The way Victoria’s Country Fire Authority is funded is unfair and should be changed, according to the state’s National Party.
The Nationals are pushing for a review of the fire services levy which property owners pay as part of their fire insurance premium.
The levy comprises 26 percent of country Victorians’ premiums and can raise their insurance premiums by up to 68 per cent. The government recently announced a 5 per cent increase in the levy.
The money the levy raises goes to the CFA. More than 77 per cent of the authority’s total annual expenditure comes from insurance companies, with the Victorian Government contributing the balance of 22.5 per cent.
After the February bushfires, it became apparent about 30 per cent of houses lost were not insured.
Nationals Leader and Showdow Miniter for Bushfire Response Peter Ryan said Victorians who failed to insure their properties against fire were not contributing to the upkeep of the CFA.
"You have 100 per cent of the population being able to access fire services but only about 70 per cent of the people are paying the fire insurance levy," he said.
Mr Ryan has written to the Henry Review of Australia’s taxation system, a federal inquiry, and the Bushfires Royal Commission asking for the Fire Services Levy to be reviewed.
He said a Victorian Liberal Nationals Coalition in government would review the existing arrangement and implement a fairer system.
The levy was essentially a tax on insurance premiums to fund fire services, including the CFA, and meant people who insured their home against fire paid for those who did not.
"There are other fairer models in other states which more evenly distribute the cost of funding fire services," Mr Ryan said.
"It is vital that the CFA gets proper funding, but the question is how best to do it."
The Insurance Council of Australia welcomed Mr Ryan’s moves, saying the current system place an unfair and inappropriate burden on insurance.
"The combined effects of the Victorian fire funding system, state stamp duty and the GST can add up to 50 per cent of the cost of a residential general insurance premium in Victoria." the council said.

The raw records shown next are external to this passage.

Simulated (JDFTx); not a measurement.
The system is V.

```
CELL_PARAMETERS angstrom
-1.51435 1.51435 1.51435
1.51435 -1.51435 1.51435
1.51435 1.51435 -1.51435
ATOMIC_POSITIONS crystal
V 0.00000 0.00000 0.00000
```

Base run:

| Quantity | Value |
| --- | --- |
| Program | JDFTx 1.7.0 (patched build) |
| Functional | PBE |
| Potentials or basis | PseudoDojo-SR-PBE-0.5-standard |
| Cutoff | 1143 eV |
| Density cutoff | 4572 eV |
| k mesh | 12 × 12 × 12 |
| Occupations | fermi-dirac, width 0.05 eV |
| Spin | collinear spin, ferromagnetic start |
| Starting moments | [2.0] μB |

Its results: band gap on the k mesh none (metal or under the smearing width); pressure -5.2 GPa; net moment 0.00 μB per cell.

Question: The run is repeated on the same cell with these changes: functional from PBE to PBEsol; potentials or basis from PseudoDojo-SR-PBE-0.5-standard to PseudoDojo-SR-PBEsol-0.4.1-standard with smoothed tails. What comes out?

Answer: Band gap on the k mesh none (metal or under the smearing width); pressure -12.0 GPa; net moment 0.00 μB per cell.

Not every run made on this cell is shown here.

Echuca Fire Brigade captain Paul Nicoll said it was important for people to insure their properties so they could replace losses through their insurance companies.
Last year, the brigade attended more than 20 fires involving buildings, including two houses and a church hall.
"Most of the properties we attend are insured, though sometimes the contents aren’t" he said.
"We will always attend a fire whether the property has insurance cover or not."